All this means that car loan companies are likely to be more relaxed about creditworthiness than utility companies or landlords.
What you want to do is decide what kind of car you want. Then look online and find out the dealer price for that car - not the MSRP. Keep in mind the dealer price is not necessarily the same as the invoice price.
Now that you know how much the dealer paid for the car, you can negotiate a reasonable price for what you will pay for it. Barring very unusual circumstances, the dealer isn’t going to sell you the car for less than he paid for it. But you’re now immune to bullshit claims like “I’d lose money on this sale if I gave you that price.”
Keep in mind, the dealer doesn’t have to meet your price. He may feel that he’s better off waiting for another customer who will pay him more. Be prepared to walk away if you’re not happy with the price.
And never discuss financing arrangements until you’ve settled on a price.
I work in auto sales. The verification of your salary is done through you producing pay stubs if your credit situation isn’t high enough to warrant not bothering with that step and the lenders ask for it. We look at year to date and gross income before taxes. If your stubs align with what you told us on your credit application that we sent to the bank, we’re good. If you falsify, you can be arrested for theft by deception. I have personally seen it happen.
Falsified pay stubs are in fact a big deal and the lenders are very savvy about catching it. Don’t do it, the car will be repoed and you will be a criminal.
Your down payment must have been HUGE, as an eighteen year old RARELY qualifies for a loan of ANY kind due to being a credit zero (a “ghost”).
No. Most reputable dealers do a “risk based” assessment which is a disclosure you must sign that shows you your credit score pulled from one of the agencies. We use Equifax. If you have been disclosed a score higher than what you thought it simply means you will qualify for a lower rate on your potential loan, may not need money down and the bank will loan you MORE money and not cap it like they do with bad credit people.

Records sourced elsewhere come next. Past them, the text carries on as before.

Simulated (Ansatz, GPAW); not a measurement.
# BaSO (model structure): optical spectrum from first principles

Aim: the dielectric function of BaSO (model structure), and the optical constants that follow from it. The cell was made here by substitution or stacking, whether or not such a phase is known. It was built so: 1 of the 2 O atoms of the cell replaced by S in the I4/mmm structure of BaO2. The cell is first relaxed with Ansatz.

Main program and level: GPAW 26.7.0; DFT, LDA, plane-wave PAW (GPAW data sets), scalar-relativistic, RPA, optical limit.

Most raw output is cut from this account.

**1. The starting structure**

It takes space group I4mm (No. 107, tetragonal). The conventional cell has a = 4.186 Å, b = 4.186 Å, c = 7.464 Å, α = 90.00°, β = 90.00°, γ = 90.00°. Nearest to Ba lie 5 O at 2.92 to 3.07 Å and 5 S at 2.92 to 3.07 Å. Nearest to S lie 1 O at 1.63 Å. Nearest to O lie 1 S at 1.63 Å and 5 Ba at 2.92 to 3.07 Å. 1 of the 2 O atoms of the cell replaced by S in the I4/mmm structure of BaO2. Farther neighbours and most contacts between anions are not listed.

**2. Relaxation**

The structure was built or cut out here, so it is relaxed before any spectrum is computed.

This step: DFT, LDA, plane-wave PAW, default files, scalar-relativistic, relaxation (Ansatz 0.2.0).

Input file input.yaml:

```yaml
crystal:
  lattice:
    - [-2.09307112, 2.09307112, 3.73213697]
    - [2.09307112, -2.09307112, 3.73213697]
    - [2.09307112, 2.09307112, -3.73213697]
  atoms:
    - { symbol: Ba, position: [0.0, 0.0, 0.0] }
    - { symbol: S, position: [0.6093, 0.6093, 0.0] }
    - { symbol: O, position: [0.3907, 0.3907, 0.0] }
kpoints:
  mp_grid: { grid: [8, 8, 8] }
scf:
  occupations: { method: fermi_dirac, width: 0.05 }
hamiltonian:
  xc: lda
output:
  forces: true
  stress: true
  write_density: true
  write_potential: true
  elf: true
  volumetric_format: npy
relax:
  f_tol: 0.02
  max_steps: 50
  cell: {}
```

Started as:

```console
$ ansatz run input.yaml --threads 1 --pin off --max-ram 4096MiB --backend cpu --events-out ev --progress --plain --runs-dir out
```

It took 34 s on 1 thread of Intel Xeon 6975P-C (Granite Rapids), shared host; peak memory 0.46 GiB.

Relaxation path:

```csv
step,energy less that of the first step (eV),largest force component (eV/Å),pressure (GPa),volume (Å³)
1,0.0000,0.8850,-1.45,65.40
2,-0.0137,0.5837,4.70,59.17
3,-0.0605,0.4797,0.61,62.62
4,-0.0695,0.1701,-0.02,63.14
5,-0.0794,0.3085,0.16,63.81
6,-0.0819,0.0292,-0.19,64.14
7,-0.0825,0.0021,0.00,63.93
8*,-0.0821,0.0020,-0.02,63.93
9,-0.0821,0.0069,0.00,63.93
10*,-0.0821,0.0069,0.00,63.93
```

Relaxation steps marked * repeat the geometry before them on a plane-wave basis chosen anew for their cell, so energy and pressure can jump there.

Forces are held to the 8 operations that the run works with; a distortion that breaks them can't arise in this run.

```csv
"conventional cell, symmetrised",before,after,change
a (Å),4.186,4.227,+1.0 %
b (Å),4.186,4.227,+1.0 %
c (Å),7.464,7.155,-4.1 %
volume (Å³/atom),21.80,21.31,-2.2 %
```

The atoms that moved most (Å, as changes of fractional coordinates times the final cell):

No. Most employee plans nowadays are non-negotiable. It used to be different but is not any longer. This also ONLY applies to new cars, and if your employee price is $20000 and there’s a $2000 rebate, you can stack that so the car is $18000. But you cannot negotiate further. The major manufacturers will and have suspended the ability of current or former employees ability to dispense employee pricing authorization codes if they discover collusion, further negotiation, etc on employee pricing less rebates.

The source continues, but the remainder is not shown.